Sophisticated players in the B2B and services marketing arena speak of drilling for the ‘Dominant Buying Motive (DBM)’ . . . a concept that could be valuably applied to process of understanding the specific motivations of the hiring party.
I very deliberately use the word “drilling”. A DBM is often not as clearly reflected in a client’s brief as might be expected. One of the most prevalent reasons for this, is that – whether a tender, a set of purchasing specifications, a recruitment or any other form of “procurement” brief – the requirements, in their truest sense, may not be as cut-and-dried as the written specs convey.
The written criteria are based on the best expression of logic, but the driving force behind them is far more emotive – and the client might not:
(a) be conscious of that underlying emotion / motivation,
(b) be able to articulate it, and/or
(c) not be willing to declare it openly.
However, none of these three factors erodes the strength of that unarticulated emotion that lies aback of the articulated logic and its influence in the decision.
Emotion-Driven Action, Logic-Based Justification
The other side of the exact same coin is that – as in marketing and sales psychology in general – a buyer may be primarily motivated by emotional factors but justify his or her buying decision (and his or her articulation of that justification) with logical factors.

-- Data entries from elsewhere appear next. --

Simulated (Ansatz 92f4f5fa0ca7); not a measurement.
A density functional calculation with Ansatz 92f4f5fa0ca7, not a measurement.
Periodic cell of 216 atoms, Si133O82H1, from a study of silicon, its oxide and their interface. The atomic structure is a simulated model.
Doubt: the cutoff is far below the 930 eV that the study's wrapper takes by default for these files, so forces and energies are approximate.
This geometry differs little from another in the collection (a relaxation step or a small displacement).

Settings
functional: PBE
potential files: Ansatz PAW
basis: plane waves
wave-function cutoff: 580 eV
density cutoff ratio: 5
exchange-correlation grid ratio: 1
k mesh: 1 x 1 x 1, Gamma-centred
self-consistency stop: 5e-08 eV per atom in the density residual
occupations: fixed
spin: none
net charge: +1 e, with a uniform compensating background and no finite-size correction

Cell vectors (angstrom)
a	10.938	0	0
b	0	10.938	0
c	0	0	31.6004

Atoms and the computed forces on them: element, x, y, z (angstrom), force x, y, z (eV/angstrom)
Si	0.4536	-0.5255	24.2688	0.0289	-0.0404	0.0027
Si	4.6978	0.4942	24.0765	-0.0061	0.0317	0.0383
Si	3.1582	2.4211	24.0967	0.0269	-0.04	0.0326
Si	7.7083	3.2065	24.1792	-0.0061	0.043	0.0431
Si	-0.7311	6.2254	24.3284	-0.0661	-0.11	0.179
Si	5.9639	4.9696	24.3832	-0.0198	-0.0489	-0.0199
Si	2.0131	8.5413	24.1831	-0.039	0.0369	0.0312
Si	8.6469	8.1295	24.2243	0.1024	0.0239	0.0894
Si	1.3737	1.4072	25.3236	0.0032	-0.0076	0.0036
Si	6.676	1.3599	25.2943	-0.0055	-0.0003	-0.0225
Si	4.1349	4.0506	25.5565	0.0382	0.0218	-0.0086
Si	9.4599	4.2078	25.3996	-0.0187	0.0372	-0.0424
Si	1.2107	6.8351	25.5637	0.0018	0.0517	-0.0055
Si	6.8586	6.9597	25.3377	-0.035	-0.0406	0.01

How that plays out in the formulation of a recruitment brief, very specifically, is that the more tangible specifications are – whether consciously or subconconsciously – informed by emotive factors, but expressed and discussed in terms of quantitative, objective descriptors and measures. And as it is with the vendor in any high-stakes corporate sector procurement, so it is with the candidate investing the time and intellectual effort in drilling out the real underlying DBM in a talent hire. That is, those parties avail themselves of crystal-clear insight into the hot buttons and the key trigger points of the decisionmakers.